Gov. Kathy Hochul's proposal to allow alcohol-to-go on a permanent basis for bars and restaurants is spurring conversations about New York State's antiquated liquor laws.

Paul Zuber, the head of government affairs at the Business Council of New York State, says there are a number of laws, particularly those affecting liquor stores, that were the result of Prohibition-era fears, but he doesn’t think that liquor stores would suffer from making alcohol-to-go a permanent policy.

He’s urging lawmakers to keep bottle sales restricted to liquor stores, and think about a comprehensive reform to other laws as they work to pass alcohol-to-go.

"When you talk about bottles, I think you're talking about potentially replacing sales at liquor stores; when you're talking about a limited to-go, you're not really impacting on the liquor stores’ business,” Zuber said.

The liquor store lobby has been vocal in opposing alcohol-to-go, but Zuber points to another law that he thinks is having a bigger effect: Licensing.
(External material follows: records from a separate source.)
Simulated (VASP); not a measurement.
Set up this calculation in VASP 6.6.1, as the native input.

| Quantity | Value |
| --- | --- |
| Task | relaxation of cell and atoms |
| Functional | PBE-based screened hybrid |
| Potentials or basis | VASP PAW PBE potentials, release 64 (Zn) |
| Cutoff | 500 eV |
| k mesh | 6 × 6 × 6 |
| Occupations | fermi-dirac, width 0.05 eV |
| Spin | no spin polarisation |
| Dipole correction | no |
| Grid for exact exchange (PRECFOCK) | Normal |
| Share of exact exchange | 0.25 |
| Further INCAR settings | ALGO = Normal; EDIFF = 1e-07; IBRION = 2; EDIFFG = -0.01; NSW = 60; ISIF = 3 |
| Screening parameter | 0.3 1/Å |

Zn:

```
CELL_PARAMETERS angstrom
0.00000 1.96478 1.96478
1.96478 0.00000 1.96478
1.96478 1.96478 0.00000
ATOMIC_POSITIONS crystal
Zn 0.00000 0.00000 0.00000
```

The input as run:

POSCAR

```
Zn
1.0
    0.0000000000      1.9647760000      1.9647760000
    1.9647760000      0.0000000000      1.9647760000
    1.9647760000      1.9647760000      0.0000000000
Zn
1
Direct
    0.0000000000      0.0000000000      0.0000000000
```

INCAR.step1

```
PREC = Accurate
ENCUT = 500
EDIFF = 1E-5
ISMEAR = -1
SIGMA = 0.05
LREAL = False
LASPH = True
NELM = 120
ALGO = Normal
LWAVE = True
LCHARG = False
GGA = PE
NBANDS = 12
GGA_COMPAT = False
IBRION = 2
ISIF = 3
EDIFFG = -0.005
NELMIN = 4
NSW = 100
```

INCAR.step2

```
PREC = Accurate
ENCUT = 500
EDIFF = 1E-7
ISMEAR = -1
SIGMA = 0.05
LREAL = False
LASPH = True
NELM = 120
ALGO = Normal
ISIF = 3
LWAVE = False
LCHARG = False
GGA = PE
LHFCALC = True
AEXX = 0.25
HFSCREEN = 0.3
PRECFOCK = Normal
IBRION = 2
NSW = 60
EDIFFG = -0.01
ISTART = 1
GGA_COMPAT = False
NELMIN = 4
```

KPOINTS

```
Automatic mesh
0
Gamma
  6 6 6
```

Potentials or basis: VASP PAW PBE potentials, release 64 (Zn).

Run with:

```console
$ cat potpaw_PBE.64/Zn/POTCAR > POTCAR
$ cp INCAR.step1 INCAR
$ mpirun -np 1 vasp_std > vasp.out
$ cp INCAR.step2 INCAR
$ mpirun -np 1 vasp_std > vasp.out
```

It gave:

Liquor store owners get only one license, but people who want to operate a bar or restaurant could be licensed in 50 establishments.

"What's happened is it's limited access,” Zuber said.

He told public radio's Capitol Pressroom that there are many laws that need to be changed in New York, particularly the multiple license law, to help equalize things in the alcohol and beverage industry.